In my never-ending quest to make r/dataengineering angry, of which I’ve been quite successful, I’m always on the lookout for Golden Calves and other Idols that I can smash to bits, and wait for the angry masses frothing at the mouth to hunt me down.
Sorry, not sorry, after years of doing this, I know what clickbait is and isn’t. Is that what I’m doing here, pitting DuckDB against Polars? Yes and no.
Sure, some zealots will come to me and say that Polars and DuckDB can live in harmony, that they have different use cases and can co-exist. Yeah, well, so can humans … expcept we don’t and Data Engineers are humans … so … let the battle begin.
I will attempt to be fair to both tools. But, I will be honest and say up front that I think Polars has won the battle or will win it soon enough. The battle that you may think doesn’t exist, yet still rages on in the shadows.
Why Polars vs DuckDB?
As someone who thinks about and practices the art of Data Engineering on a daily basis, I find the rise of new tooling extremely interesting and wonderful.
Most of the new innovations are born out of necessity, trying to solve some problem, and if it’s useful enough to the world at large, it gets popular.

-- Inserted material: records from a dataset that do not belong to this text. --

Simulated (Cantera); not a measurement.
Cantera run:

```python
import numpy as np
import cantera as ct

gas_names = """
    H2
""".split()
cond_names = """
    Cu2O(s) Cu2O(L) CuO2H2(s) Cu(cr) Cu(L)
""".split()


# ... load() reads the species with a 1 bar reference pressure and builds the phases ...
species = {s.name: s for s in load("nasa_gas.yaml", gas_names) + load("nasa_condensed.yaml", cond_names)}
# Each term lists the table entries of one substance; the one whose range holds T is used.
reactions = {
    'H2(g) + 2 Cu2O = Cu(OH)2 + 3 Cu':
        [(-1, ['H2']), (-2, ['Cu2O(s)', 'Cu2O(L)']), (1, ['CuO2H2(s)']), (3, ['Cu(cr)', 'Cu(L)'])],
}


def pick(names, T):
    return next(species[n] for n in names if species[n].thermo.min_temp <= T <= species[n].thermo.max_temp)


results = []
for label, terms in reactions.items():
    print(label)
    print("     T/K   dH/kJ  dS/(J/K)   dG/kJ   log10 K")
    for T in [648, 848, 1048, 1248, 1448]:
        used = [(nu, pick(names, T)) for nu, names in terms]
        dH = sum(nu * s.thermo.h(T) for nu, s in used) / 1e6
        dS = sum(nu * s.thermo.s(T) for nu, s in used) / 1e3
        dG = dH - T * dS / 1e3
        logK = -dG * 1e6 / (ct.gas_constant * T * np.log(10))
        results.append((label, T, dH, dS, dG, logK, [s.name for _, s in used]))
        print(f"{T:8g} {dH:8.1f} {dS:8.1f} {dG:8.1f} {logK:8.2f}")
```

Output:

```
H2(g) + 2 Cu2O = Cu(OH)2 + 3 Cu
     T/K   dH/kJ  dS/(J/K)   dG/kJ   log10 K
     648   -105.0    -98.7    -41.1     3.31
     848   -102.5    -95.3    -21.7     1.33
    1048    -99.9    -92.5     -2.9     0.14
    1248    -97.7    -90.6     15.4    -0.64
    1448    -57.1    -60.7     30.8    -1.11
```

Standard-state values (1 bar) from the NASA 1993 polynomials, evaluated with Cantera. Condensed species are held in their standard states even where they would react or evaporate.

What I also find interesting is when you have two technologies that are similar …
I like to see how they “respond to each other.”
How they adapt to the community after time goes by.
How picks up more stream and who falls behind?
If you look at DuckDB and Polars on the surface … they appear to be very similar. Take for instance this high-level view.
But are they really that similar? I think not.
I would venture to say that the only “similarity” that DuckDB and Polars share is SQL. Other than that, they are morphing into totally different tools.
DuckDB will always have a place in Data Engineering, I mean SQL is SQL. Anything SQL always does ok.
What does the “community” say?
When I’m testing the waters between two tools, whatever they may be, I try to take some time to ignore the talking heads and lick my finger and stick in the air. Taste what’s on the wind.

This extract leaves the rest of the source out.